# ballet and opera



## michael5150

Opera is very much a world which visits the listener. The human voice is the sound more than any other the one we can most relate to. It reaches us and we need make no effort to relate, feel for and silently commune with.
Ballet can be a richer experience. We find a more foreign and strange world in ballet. A world where human beings are mute yet express their thoughts and feelings without fault. The characters seem to me higher more advanced beings. No character in ballet seems completely human. Their gestures reveal a superior language somehow which is to them more comprehensible than words. In opera a man would tell his lover he loves them. In ballet he would show not just his love but the quantity and quality of his love. Ballet is an invitation to a seemingly silent world yet glorious sounds echo the gestures as though the dancers are translated into a voice. The voice of the orchestra. Opera and ballet are very special and demanding for the performers and they both speak the same language in that when the music is heard and the gestures witnessed the language we hear most is that of our own emotions.


----------



## Pyotr

This is a magnificent post that I thoroughly enjoyed reading. Thank you. On comparing opera and ballet, I’ve often felt that one of the things that I like most about ballet is the SILENCE of it. And this is why I prefer it over opera. I can tolerate some operas, maybe La Bohem, Carmen, a few others, but in general it’s just too loud for my tastes.


----------



## brotagonist

I completely agree with you, OP, that the "human voice is the sound more than any other the one we can most relate to. It reaches us and we need make no effort to relate, feel for and silently commune with." That is its limitation for me. As soon as the voice sings words, the music becomes programmatic for me—it forces me to a limited and preordained interpretation of the sounds. While I have, in the past year, considerably expanded my small opera collection, instrumental music resonates more strongly with me.

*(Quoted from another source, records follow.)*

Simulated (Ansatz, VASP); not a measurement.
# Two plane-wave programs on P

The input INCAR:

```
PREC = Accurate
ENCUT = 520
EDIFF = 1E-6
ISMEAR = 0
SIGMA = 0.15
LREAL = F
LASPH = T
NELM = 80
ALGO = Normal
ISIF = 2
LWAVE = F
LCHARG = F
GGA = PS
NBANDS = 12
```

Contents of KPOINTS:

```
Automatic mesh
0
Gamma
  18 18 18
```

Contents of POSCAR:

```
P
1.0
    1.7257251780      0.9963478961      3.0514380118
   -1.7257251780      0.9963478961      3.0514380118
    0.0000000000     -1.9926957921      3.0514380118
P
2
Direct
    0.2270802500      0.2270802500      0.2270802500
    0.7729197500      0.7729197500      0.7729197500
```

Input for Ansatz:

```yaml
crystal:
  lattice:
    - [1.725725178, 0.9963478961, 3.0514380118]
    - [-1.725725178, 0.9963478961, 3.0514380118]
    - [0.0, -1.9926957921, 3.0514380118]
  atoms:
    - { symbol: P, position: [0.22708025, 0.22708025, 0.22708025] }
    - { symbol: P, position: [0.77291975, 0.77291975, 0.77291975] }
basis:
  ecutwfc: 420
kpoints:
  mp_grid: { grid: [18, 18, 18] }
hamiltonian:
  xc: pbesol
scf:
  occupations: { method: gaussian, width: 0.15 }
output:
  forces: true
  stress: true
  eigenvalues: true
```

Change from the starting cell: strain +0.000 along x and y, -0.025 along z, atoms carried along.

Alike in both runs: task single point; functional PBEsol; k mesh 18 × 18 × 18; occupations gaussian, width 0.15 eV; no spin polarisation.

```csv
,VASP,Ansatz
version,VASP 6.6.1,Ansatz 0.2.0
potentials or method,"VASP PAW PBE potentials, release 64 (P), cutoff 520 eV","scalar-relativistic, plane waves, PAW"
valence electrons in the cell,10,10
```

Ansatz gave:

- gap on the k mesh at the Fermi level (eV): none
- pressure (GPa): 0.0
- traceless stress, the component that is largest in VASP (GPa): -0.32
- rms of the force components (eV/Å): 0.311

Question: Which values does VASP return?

I enjoy ballet music, as I can hear it as instrumental music, but it has the added possibility of watching the dance. While I don't collect DVDs, I do, on rare occasions, enjoy taking the time to watch the dancers. Ballet music likely also has some constraints, as it must follow the programme and be danceable, but it is easy to hear as purely instrumental music.


----------



## bigshot

Pantomime is ancient and wonderful and under appreciated.


----------



## MoonlightSonata

michael5150 said:


> Opera is very much a world which visits the listener. The human voice is the sound more than any other the one we can most relate to. It reaches us and we need make no effort to relate, feel for and silently commune with.
> Ballet can be a richer experience. We find a more foreign and strange world in ballet. A world where human beings are mute yet express their thoughts and feelings without fault. The characters seem to me higher more advanced beings. No character in ballet seems completely human. Their gestures reveal a superior language somehow which is to them more comprehensible than words. In opera a man would tell his lover he loves them. In ballet he would show not just his love but the quantity and quality of his love. Ballet is an invitation to a seemingly silent world yet glorious sounds echo the gestures as though the dancers are translated into a voice. The voice of the orchestra. Opera and ballet are very special and demanding for the performers and they both speak the same language in that when the music is heard and the gestures witnessed the language we hear most is that of our own emotions.


Beautifully written! I would be inclined to agree with you, though I am a novice in both ballet and opera.


----------